Nevertheless, ecosystem modeling has already been applied worldwide to analyze and manage marine ecosystems. It can be developed further into an efficient and advanced tool, enabling data interpolation from multiple sources in space and time by data assimilation. Data assimilation (DA) is a widespread practice used with waves and hydrodynamic (HD) models for hindcast analysis and global and regional forecasting. However, only a few models, such as Fennel et al. (2019), include biogeochemical variables because of the lack of suitable DA methods developed for nonlinear biogeochemical models (Gehlen et al., 2015). Currently, ecosystem models are capable of hindcasting, while it is challenging to develop real‐time model simulations and DA methods for real‐time data.

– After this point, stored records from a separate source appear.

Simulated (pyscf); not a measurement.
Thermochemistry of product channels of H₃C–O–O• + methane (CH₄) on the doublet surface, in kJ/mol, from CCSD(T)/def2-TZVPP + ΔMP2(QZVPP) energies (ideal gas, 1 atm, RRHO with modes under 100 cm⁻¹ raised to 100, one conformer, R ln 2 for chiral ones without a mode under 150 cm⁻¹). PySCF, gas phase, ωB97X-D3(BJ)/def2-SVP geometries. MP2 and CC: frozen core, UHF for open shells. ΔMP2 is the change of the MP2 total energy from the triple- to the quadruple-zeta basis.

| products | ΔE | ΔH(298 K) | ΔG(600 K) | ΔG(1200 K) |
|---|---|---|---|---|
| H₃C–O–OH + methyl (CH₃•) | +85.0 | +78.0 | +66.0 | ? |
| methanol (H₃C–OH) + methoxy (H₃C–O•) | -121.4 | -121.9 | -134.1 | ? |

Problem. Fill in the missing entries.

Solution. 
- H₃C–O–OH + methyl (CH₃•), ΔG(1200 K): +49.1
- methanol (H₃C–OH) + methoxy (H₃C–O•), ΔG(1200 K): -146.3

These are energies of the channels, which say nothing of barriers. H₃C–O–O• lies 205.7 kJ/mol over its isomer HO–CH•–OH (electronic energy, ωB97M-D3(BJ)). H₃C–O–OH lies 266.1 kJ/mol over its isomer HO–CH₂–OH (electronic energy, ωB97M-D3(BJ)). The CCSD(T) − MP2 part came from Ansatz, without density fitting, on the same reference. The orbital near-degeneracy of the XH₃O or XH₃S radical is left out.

The present special series shows that the progress in combining observations and models into online monitoring systems is in its early development. These new technologies are being implemented within multiple sectors ranging from offshore wind to aquaculture and larger infrastructure projects. This special series consists of five papers describing a number of elements within monitoring programs, integrating new technologies, and to some extent, models examining several different taxonomic groups (phytoplankton, macroalgae and/or angiosperms, fish, and mammals).

The first paper (Lønborg et al., 2022) compares traditional methods and emerging remote sensing technologies to monitor submerged aquatic vegetation. Submerged aquatic vegetation (SAV) is a vital ecosystem element, as SAV influences the overall functioning of coastal ecosystems by (1) providing food, for example, for herbivorous waterbirds; (2) being shelter and hatching and nursery areas for many animals (e.g., fish); (3) improving water quality by absorbing nutrients; and (4) stabilizing sediments and decreasing HD energy, thus increasing sedimentation and water clarity (Lønborg et al., 2022). Hence, SAV is an ecosystem‐defining parameter and SAV supports biodiversity in many ecosystems. Both researchers and managers have investigated changes in SAV abundance and growth dynamics for decades to understand linkages to human pressures such as eutrophication. Submerged aquatic vegetation data have traditionally been supported by samples collected by divers and/or video transects, but this is time‐consuming, labor‐intensive, and gives a limited overview of the spatial coverage. Lønborg et al. (2022) conclude that a range of promising technologies exists for monitoring marine SAV. No technology is perfect—including the traditional diver and/or video transects—and Lønborg et al. (2022) suggest combining different technologies and increasing the use of machine learning (ML) models for postprocessing of data.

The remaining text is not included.